Describe how you would like the feature or data improved
Today:
database/
├── equities.csv (160k rows, 90 MB, 84 exchanges)
├── etfs.csv (36k rows, 14 MB, 64 exchanges)
└── funds.csv (57k rows, 22 MB, 33 exchanges)
After:
database/
├── equities/
│ ├── FRA.csv # ~14k rows
│ ├── STU.csv # ~13k rows
│ ├── PNK.csv # ~12k rows
│ ├── ENX.csv # ~11k rows
│ ├── NMS.csv # ~7k rows
│ └── ... (84 files)
├── etfs/ (64 files)
├── funds/ (33 files)
└── delisted.csv # ~77 rows: truly delisted tickers with no current exchange
# (verified against Morningstar's reused-ticker list:
# these names have NOT been reassigned and are dead.
# Keeping them in a separate file makes the per-exchange
# shards a clean partition of "currently listed").

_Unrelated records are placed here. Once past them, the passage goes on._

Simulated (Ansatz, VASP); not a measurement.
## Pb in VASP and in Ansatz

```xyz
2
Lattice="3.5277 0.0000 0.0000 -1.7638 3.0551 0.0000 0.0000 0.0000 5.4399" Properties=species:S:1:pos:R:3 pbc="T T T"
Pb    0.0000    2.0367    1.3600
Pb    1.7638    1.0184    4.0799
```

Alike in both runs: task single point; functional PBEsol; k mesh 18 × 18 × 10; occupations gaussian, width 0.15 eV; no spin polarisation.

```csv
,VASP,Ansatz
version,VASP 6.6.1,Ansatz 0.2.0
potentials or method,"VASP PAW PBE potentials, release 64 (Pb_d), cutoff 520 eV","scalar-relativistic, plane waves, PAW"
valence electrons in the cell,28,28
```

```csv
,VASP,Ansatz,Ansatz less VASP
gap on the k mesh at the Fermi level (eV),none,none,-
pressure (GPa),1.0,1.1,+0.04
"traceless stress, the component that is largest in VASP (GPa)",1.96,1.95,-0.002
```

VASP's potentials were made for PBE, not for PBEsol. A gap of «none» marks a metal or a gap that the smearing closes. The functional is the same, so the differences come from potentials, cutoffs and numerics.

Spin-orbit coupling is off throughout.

The "empty exchange" bucket that previously held ~17k rows in equities.csv is gone: those rows had ticker suffixes (.NX, .F, .DU, ...) whose exchange code can be derived deterministically from FD's own data with no API calls (see the follow-up PR that fills them). After that fill the only remaining empty-exchange rows are 77 truly-delisted tickers — and delisted.csv is the right home for those.
The build step concatenates the shards back into the existing in-memory DataFrame and produces the same compression/*.bz2 / compression/categories/*.gzip as today. Library consumers (and the use_local_location=True path) are unaffected because they never read database/*.csv directly.
Benefits map:
| Pain today |
After split |
Reviewing #143's diff: 16k-row strings in equities.csv, no GitHub-side rendering |
Reviewer sees only the per-exchange files that actually changed — diffs render normally |
Two PRs touching different exchanges merge-conflict on equities.csv |
Each PR touches different files — clean three-way merge |
Opening equities.csv in Excel = slow / fails |
NYQ.csv is ~7k rows = trivial |
git blame on a row in a 160k-line CSV = useless |
git blame on NYQ.csv = meaningful, shows last touch per ticker tier |
| GitHub 50 MB warning on every push |
Largest shard < 10 MB, well under the limit |
What this proposal does NOT change:
- No data change. Same rows, same columns, same values; only on-disk layout.
- No library API change.
fd.Equities() etc. continue to work identically.
- No compression artifact change.
compression/equities.bz2 byte-identical (or trivially equivalent up to row order, enforced by sorting after pd.concat).
- No new dependency.
Possibly describe the ideal way to improve this
- One-shot migration script that reads each monolithic CSV, splits by
exchange (using _no_exchange.csv for NaN), writes shards to database/<asset>/, deletes the monolithic CSV.
- Update the snippet at
database_update.yml:~300 (and any local helper) to:
df = pd.concat([pd.read_csv(p) for p in sorted(Path("database/equities").glob("*.csv"))])
df.to_csv("compression/equities.bz2", index=False, compression="bz2")
- Update
CONTRIBUTING.md ("Download the CSV files…") to reflect the new layout — pointer to the right shard for common exchanges.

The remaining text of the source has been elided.